Those are some excellent thoughts Muinear suggests that Rùnach consider about his family. No kidding!?!! And it certainly makes sense. Lord knows we have all some black sheep in our own families, and yet not all of the relatives are wicked.

For all it’s coziness, the secondary characters are focused on the future and none too worried about how our main characters survive, let alone thrive. Mean bunch!

Poor Aisling has gone from believing neither magic nor elves exist to having to learn to use her magic on the fly as she falls in love with an elven prince.

Oh ho! Kurland is one sneaky woman! At the very end there’s a bit that foreshadows events in the next upcoming sub-trilogy that begins with The White Spell.

The Story

Sent on a quest by a peddler for a mercenary to free her country, Aisling has been through a lot, discovering the lies that she’s been told all her life. The queen’s paintings that reveal how much magic Bruadair has lost over the years. It’s enough to cast a gel into despair.

Worse are the expectations so many others have of her.
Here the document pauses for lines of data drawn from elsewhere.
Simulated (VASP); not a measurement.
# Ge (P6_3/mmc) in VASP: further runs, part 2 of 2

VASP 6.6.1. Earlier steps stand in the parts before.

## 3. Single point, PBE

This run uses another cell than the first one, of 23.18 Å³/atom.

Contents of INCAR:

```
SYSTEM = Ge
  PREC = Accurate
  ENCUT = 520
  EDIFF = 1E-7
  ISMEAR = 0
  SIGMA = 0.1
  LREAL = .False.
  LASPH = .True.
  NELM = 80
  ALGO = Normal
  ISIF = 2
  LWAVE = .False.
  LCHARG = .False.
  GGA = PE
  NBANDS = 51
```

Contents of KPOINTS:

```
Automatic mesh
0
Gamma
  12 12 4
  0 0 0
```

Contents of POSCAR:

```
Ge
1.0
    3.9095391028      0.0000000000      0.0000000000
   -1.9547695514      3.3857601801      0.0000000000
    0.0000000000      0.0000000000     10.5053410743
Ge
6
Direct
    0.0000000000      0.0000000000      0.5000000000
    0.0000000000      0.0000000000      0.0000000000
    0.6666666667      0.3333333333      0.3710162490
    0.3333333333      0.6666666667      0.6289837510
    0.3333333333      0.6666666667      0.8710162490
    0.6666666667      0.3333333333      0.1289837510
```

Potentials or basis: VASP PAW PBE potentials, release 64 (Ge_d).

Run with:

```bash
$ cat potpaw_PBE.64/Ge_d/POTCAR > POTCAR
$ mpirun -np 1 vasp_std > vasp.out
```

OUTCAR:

Luckily, Rùnach will do all he can to keep her safe.

The Characters

Aisling of Bruadair has always thought she was a simple weaver, sold into servitude to the Weavers Guild by her parents. Seannair gifts her, her own shapechanging horse, Orail, from a breed of rare fillies from the steppes of the Blàraidh Mountains.

Bruadair is…

…quite the secretive country taken over by a usurper, Sglaimir, the grandson of Carach of Mùig, a very evil mage, decades ago. A land where its magic is connected, even as it’s being drained, where spinning is a capital offense. Beul is its grim, grimy capital.

The weaving mistress Muinear had died in Dreamspinner, 7; she’d been as old as Rùnach’s father. Iochdmhor is the bullying Guildmistress and some sort of wizardess. Bristeadh, a.k.a., George, impersonated the Guildmistress’ personal guardsman. And kept Aisling out of her sights as much as possible. Ochadius of Riamh is both peddler and a cousin of Weger’s. Peter is Ochadius’ son. Quinn and the now-imprisoned Euan had been friends of Aisling’s before she fled. Alexandra is the deposed King Frèam‘s niece and a crown princess. Queen Leaghra is Frèam’s wife.

Ciaradh is…
…the dreamspinners’ palace where there is a copy of every book in existence. There are seven dreamspinners normally who provide the weavers with something to weave for more substantial intrusions into the world’s events. The First Dreamspinner holds all the strands together and blends them as called for. Lord Freasdail is the First Dreamspinner’s steward. Uabhann, a.k.a., Dread, gives people nightmares. Literally.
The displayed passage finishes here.